Paul Irish

oh wow, i absolutely love that final solution, i would have never thought of that

Very nice. Though you might want to pad with zeros for when the random value is less than 0×100000.

Excellent tip, I could have used this just the other day. The 0xFFFFFF is clearer, and good comment about padding to the left because either way you will occasionally get 5 (or fewer) digit colors.

Man, there are two problems here:

1 - Math.random()*1<<0 will never produce 1. For a range 0,N with virtually same possibilities you need Math.random()*(N+1)<<0 so the right one is:

(Math.random()*(0xFFFFFF+1)<<0).toString(16)

otherwise 0xFFFFFF will never happen

2 - as somebody said already you need to pad the string so the quick one is:

'#'+(function(h){return new Array(7-h.length).join("0")+h})((Math.random()*(0xFFFFFF+1)<<0).toString(16))

Regards

Obviously, this is even better (could be confusing though):

'#'+(function(h){return new Array(7-h.length).join("0")+h})((Math.random()*0x1000000<<0).toString(16))

Just for fun, I add a quick and dirty pad function as well:

function pad(s,i,c,r){
    i=i+1-s.length;
    if(i<1)return s;
    c=new Array(i).join(c||" ");
    return r?s+c:c+s;
};
 
pad("ff",6,"0"); // 0000FF
pad("ff",6,"0",true); // FF0000

so, the color is

"#"+pad((Math.random()*0x1000000<<0).toString(16),6,"0");

and we can reuse the pad function everytime we need.

Stretching the original "quick, dirty one-liner" concept a bit, and fixing the obvious problems with it:

function lolColor(){var h=(Math.random()*0xFFFFFF+1<<0).toString(16); while(h.length<6){h="0"+h;} return "#"+h;}

nulogaksu: Nope, because that algorithm will never generate uniform black (#000000)!

Also, you can't just multiply Math.random() by a number and round it*, that doesn't produce a truly random range. But, picking a random colour isn't like drawing random cards for a poker game - it doesn't need perfect uniformity (or at least: as perfect a randomness as your RNG can muster).

*) The reason is the pigeon hole principle: An IEEE double has a 52-bit mantissa, so that's how much randomness you generally start out with (52 bits worth). Lets say you now want to generate a random number between 0 and 2^52-2. Then, exactly one number in your supposed uniform range shows up twice as often as any other number - after all, there are 2^52 input numbers which map to 2^52-1 numbers, so exactly two of the 2^52 numbers map to the same output number. In practice its worse, and some output numbers can never be attained. I also oversimplified how IEEE doubles work, but this is enough detail to explain why Math.random()*max is a flawed way to generate random integers. In java, you should use Random.nextInt(maxNum), but that method isn't available in javascript.

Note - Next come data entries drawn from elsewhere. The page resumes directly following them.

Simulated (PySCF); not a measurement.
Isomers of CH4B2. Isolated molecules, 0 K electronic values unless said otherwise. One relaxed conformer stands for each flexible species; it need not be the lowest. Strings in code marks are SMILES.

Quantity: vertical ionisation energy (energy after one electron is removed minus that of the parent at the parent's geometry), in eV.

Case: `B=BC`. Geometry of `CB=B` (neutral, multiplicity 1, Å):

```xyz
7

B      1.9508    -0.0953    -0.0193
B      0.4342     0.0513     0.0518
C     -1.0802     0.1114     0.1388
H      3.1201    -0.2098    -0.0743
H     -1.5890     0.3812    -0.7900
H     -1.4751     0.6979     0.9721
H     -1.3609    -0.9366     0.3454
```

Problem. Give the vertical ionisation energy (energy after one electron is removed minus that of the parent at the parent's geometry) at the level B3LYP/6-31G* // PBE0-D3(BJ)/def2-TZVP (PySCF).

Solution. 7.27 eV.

Again, mostly an academic point - the flawed random number generation is still decently random, if not entirely uniform, and I can't think of any situations where strict uniformity is an absolute requirement when picking a random colour!

Reinier: You're right, that's missing a pair of parens. No idea why I didn't just use 16777216 when I aimed for compact rather than readable. :)
I was wondering on IRC earlier when someone would say "It's not random enough!" but as you said, it's good enough for this purpose.

Reinier, nobody rounded numbers here … <<0 is like a Math.floor … but I already wrote how to obtain a virtually correct random, no?

Math.floor(Math.random() * (N + 1));

which is exactly like:
Math.random() * (N + 1) << 0
since bitwise has less precedence than multiply operator

again, 0×000000 to 0xFFFFFF is:
(Math.random()*0×1000000<<0).toString(16)

no? Regards

Your padding solutions are quite general, but not small enough!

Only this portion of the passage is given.